- Omit any special synthesis directives and let the logic synthesizer operate on the state machine as though it were random logic. This will prevent any reassignment of states or state machine optimization. It is the easiest method and independent of any particular synthesis tool, but is the most inefficient approach in terms of area and performance.
- Use directives to guide the logic synthesis tool to improve or modify state assignment. This approach is dependent on the software that you use.
- Use a special state-machine compiler, separate from the logic synthesizer, to optimize the state machine. You then merge the resulting state machine with the rest of your logic. This method leads to the best results but is harder to use and ties your code to a particular set of software tools, not just the logic synthesizer.
Most synthesis tools require that you write a state machine using a certain style—a special format or template. Synthesis tools may also require that you declare an FSM, the encoding, and the state register using a synthesis directive or special software command. Common FSM encoding options are:
- Adjacent encoding assigns states by the minimum logic difference in the state transition graph. This normally reduces the amount of logic needed to decode each state. The minimum number of bits in the state register for an FSM with n states is log 2 n . In some tools you may increase the state register width up to n to generate encoding based on Gray codes.
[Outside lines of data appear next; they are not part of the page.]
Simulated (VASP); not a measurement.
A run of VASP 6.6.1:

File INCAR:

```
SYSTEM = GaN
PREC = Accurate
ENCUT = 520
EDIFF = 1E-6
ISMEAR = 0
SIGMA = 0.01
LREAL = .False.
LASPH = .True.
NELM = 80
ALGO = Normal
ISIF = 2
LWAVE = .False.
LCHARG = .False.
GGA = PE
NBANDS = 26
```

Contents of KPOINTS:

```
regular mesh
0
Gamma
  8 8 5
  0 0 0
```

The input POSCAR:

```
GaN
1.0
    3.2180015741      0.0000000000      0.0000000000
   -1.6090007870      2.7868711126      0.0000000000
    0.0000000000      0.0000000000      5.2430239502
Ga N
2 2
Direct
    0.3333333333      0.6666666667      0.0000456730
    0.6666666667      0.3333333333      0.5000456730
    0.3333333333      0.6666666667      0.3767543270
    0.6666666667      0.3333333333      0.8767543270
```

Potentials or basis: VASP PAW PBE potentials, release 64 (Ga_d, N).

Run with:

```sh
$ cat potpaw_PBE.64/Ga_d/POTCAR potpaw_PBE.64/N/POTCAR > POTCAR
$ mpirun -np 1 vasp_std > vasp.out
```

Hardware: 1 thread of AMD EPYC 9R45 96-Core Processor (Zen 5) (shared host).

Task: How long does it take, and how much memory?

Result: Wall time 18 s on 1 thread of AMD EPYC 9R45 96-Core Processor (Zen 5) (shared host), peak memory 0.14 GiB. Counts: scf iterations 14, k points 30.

- One-hot encoding sets one bit in the state register for each state. This technique seems wasteful. For example, an FSM with 16 states requires 16 flip-flops for one-hot encoding but only four if you use a binary encoding. However, one-hot encoding simplifies the logic and also the interconnect between the logic. One-hot encoding often results in smaller and faster FSMs. This is especially true in programmable ASICs with large amounts of sequential logic relative to combinational logic resources.
- Random encoding assigns a random code for each state.
- User-specified encoding keeps the explicit state assignment from the HDL.
- Moore encoding is useful for FSMs that require fast outputs. A Moore state machine has outputs that depend only on the current state (Mealy state machine outputs depend on the current state and the inputs).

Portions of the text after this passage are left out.